Tag Archives: ollydbg

First steps to Reverse Engineering an Executable

Reverse engineering has always been an obsession of mine. As a child, I used to go around garage sales, looking for old electronics for the sole purpose of opening them up to mess around with the insides. There is just something gratifying about opening up a closed system to see how it works, where it cuts corners, how it could be modified to work better. Software is no different. This the main reason I love open source: the code is available and for someone like me, who has an affinity for finding (read causing) bugs, available source makes it easy to find areas which need fixing.

But nothing easy is ever fun.

I have developed a strong interest in reverse engineering projects such as: wine, OpenMW, Freeablo, OpenTTD, OpenRCT2, Mono, Monogame, limetext and many others. It’s the sort of thrill that says: Anything you can do I can do better and make it free.

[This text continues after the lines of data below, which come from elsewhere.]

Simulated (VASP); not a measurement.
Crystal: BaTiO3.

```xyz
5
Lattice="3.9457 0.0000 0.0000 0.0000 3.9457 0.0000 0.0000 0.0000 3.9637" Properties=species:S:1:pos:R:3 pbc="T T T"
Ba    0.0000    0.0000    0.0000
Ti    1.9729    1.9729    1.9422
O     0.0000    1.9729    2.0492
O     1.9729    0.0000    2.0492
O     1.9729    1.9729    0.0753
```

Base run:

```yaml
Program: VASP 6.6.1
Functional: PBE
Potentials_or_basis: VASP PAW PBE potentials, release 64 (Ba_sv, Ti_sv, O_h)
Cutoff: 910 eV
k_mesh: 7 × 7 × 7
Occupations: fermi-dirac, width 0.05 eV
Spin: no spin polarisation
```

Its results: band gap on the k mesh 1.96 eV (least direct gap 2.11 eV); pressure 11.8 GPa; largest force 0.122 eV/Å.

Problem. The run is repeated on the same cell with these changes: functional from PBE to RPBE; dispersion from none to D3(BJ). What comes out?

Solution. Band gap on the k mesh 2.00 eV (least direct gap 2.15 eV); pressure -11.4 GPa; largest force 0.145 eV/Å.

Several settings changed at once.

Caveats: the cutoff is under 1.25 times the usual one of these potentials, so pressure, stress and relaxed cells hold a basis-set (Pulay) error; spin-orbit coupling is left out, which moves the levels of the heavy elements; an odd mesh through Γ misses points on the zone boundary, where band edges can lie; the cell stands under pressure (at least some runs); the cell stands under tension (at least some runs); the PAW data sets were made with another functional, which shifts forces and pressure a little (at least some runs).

Personally, I’ve been interested in reverse engineering 3DO’s 1999 classic Heroes of Might and Magic 3, even though it is set for re-release by Ubisoft in 2015. The plan is to use LÖVE and take advantage of its high portability and simple 2D game API.

The first step I took is reversing the map file format. This is a tedious process as I could not find any documentation about it, unlike the abundance of documentation you will find for the Elder’s Scrolls series. Luckily, the game comes with a map editor and with the help of a hex editor and a tool I wrote to document the data structures, I was able to identify many parts of the data structures used. That, however, is the subject of another post.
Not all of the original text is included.